For the perfect tea loaf, a tin sized 23cm x 13cm x 18cm is best – (around one litre capacity).

Start by making a strong pot of tea by steeping the bags for 10 minutes to maximise the flavour.

In a bowl, pour in 350g of mixed fruit and the fresh lemon zest. A small amount of zest from an orange can be added too for those that prefer a more intense citrus taste.

Next, pour the hot-infused tea into the bowl of fruit and gently stir. Leave to steep to “plump all the fruit up”. This should be left for three hours for the most “plumptuous” fruit, according to Rick.

For the cake mixture, combine two eggs with 200g of light brown sugar using a wooden spoon.

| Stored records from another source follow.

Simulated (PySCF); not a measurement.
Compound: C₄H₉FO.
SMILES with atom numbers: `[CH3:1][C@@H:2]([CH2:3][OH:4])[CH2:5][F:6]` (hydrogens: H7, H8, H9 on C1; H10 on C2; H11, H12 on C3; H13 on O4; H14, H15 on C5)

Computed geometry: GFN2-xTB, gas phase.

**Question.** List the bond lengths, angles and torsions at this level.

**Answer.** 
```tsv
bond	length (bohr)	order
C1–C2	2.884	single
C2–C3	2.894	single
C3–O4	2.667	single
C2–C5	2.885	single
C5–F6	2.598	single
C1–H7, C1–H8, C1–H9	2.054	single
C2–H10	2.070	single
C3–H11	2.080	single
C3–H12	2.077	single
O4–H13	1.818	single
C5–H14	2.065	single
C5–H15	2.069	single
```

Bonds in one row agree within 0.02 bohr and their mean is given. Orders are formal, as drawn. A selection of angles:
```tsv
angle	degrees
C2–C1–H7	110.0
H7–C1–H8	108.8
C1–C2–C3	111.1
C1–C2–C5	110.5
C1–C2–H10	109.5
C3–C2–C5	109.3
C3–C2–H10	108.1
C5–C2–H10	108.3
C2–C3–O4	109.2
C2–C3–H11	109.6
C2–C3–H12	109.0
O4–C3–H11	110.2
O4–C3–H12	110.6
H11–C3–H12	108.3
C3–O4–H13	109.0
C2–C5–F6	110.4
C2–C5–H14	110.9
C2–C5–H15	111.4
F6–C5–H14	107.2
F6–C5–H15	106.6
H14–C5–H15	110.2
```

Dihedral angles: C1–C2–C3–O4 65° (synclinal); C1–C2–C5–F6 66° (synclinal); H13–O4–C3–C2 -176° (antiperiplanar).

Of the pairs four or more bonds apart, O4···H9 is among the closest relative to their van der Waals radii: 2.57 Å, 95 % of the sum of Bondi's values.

Then, stir in the sieved flour and the mixed spice before pouring in the tea-soaked fruit. Stir well to combine the ingredients and carefully pour into the grease-lined tin.

Bake for one hour and 15 minutes or up to one hour and 30 minutes until the cake appears golden brown. Use a skewer to test the core of the mixture and see if it comes out clean, then remove it from the oven to cool. Do this by leaving it in the tin for 15 minutes before turning it onto a wire rack.

While the cake cools, make the compote by mixing the stoned plums in a pan with a tiny splash of water if fresh (it is not needed for defrosted fruit). Then add the sugar and stir over low heat until dissolved.

At this point, the temperature should be increased to boil until jammy. Pour into a sterilised jar, or allow to cool and use immediately spooned onto the warm buttered tea loaf.

Rick said: “A really important point about this tea cake is there’s no fat in it. So you might be able to have your cup of tea and slice of tea cake and feel good about it!”